Tuesday, September 1, 2020

Love with a Pure Heart



“Since you have in obedience to the truth purified your souls for a sincere love of the brethren, fervently love one another from the heart.” (1 Peter 1:22 [NASB])
Peter, when he wrote his letter to the Christians of Asia Minor, which is Turkey today, did not, with the beginning clause, say they could love fervently in their own strength. He understood the sin nature of each person. Peter knew no person was holy, but all are sinners. This means each person could love no other person with the fervency and purity of God without being changed by faith in Jesus Christ. A person loves oneself more than other people. Still, Peter did not say it was impossible to love with a pure heart. Instead, Peter reminded these Christians how they could understand they could love fervently from their hearts.

Peter, in this chapter, appears to give many commands on how to be a Christian and assurances to realize one is a Christian. Yet, if we carefully read the complex sentences of this chapter, we will understand how we can know we have a pure heart with which to love other believers. Going backwards up the verses in the chapter, Peter said believers have their hope, conduct, and faith in God.

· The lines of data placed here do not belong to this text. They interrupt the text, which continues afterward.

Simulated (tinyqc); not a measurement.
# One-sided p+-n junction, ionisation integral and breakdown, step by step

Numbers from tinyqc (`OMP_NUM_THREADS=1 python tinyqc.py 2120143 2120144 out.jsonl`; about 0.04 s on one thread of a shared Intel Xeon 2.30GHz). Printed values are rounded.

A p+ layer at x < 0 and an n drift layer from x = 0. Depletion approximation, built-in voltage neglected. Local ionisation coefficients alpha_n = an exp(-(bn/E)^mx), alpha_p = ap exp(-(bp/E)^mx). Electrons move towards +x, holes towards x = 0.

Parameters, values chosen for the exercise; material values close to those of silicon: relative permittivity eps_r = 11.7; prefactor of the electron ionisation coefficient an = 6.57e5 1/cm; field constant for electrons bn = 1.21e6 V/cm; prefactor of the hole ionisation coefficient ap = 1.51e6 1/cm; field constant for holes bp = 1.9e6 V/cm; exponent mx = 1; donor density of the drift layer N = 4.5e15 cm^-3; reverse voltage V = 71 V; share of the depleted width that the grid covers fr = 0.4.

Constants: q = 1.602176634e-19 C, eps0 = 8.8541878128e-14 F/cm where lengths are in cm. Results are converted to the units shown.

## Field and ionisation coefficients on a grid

How can people realize their hope is in God? From verses twenty to twenty-one, Peter listed ways a person can recognize this in themselves. He said if a person believes in Jesus Christ as the Savior sent from God as planned from the foundation of the world, and that God raised Him from the dead and gave Him glory, then you can know your faith and hope are in God. Because this believing person is in a faith relationship with God because of Jesus, the person is being made more into the likeness of Jesus and has the love of God living in him or her.

Notice, within verses seventeen through nineteen, Peter wrote about a second attribute of Christians. Peter said believers conduct themselves in reverent fear of God while on earth because Jesus purified them with something more precious than gold or silver. Christians act and think right because of the reverent fear/awe they have for God, because He is righteous and judges fairly. Jesus purified them with His own blood by dying for their sins. His great love gave the greatest sacrifice. Christian lives should copy Jesus’ love. They can show His love through the power of the indwelling Spirit of Christ. A Christian conducts his or her life in a way that reflects Jesus, His love and sacrifice for God and other believers.

Peter said people can be holy because Jesus, their Savior, is holy (vs. 16). Verses thirteen through sixteen remind the Christians in Asia Minor of the holiness, purification, Jesus gives each person who believes in Him. Believers can, with the Spirit’s help, prepare their minds for action, keep sober in spirit, fix their hope completely on the grace Jesus gave to them at His revelation, and conform themselves into the image of Christ. By Jesus, they will be holy in their behavior. Holy behavior is living as Christ lived, in love and service to people. People who live like Jesus, act upon the faith God gave them to believe in Jesus Christ for their salvation and have His Spirit in them to transform them into His image and exuding His attributes. Holy living expresses itself in pure and fervent love.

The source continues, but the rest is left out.